I’ve been working on a bench for my kitchen. I have no mud room, and in fact the entrance from the garage dumps directly into the kitchen. There was originally no place to remove coat/boots/shoes/hat/gloves, and nowhere to store them. To get to the coat closet at the front door, you have to walk through the kitchen and family room. This is highly inconvenient.
Last month I finished two coat racks, one for the front entrance and one for the kitchen. Nothing special about them except the one by the front door is tall enough to hang my bicycle helmets without them banging on the wall. They’re solid oak, and hung on the wall with concealed French cleats. They both have a shelf above the hooks.
I created a small console table for the front foyer, mostly as a place to dump keys/wallet and to hold a wooden box on the bottom shelf for my cycling caps and cycling gloves which I use daily in season.
For the kitchen, I wanted a bench I could sit on when putting boots or shoes on or removing them. I also wanted it to be roughly dining chair seat height, so it can double as kitchen table seating when I have the extension inserts in the table (which will seat 10 but I only have 4 matching chairs and don’t really want more). And I also wanted a spot to stash my winter boots in the winter and my in-house shoes (Vans slip-ons). I have a 15″x20″ polypropylene boot tray I’d like it to accommodate.
I designed the bench in SketchUp, and I’m done with the main assembly part. The legs, stretchers, rails, top frame and cove moulding are all solid red oak, dyed with TransTint mahogany brown. The stiles are solid maple, with no dye or stain. The main horizontal surfaces are stone-look porcelain with a PEI IV rating, which are supported underneath by 3/4″ plywood (plus another 3/8″ of plywood in the case of the top piece). I like using porcelain for primary contact surfaces because it’s very durable, waterproof and man-made. It’s inexpensive versus real marble or granite, and rectified porcelain tiles tend to be very accurately sized perfect rectangles. And these days you can get them in almost any size you’d like. I have a wet tile saw (actually two, a typical sliding-tray saw and a handheld with a hose feed that I use for really big tiles, say 30″x60″ and bigger like I used for my desks). But in this case, I found 15″x30″ tiles on clearance at Menards that I like for this bench. And that was the right size to hold a typical boot tray on the bottom shelf.

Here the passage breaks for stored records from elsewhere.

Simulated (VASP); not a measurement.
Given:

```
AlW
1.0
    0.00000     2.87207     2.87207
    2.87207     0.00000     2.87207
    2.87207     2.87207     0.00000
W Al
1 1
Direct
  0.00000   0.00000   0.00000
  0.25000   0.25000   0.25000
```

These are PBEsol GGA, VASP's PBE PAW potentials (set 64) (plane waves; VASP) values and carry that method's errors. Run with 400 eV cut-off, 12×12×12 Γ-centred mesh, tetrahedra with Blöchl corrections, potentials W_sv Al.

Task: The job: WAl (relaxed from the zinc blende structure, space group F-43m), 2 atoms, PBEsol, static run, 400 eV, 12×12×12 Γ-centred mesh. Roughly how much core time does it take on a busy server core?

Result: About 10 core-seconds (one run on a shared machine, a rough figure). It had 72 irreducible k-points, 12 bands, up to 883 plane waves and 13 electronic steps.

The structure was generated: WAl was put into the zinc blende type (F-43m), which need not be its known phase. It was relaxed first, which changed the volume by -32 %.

The picture below is from final fitment. I hadn’t attached the top to the base yet, it’s just sitting on top of the base. The tiles aren’t adhered and grouted. And I haven’t completed the finish work (no polyurethane yet, just dewaxed shellac to prevent dye and glue migration). But everything fits perfectly, it sits flat on the floor (no rocking), and it’s rock solid which was important to me since I’ll bet sitting on it daily, dropping my backpack and groceries on it, etc.

The design doesn’t include a seat back, and that’s intentional. The bench can be repurposed as a coffee table.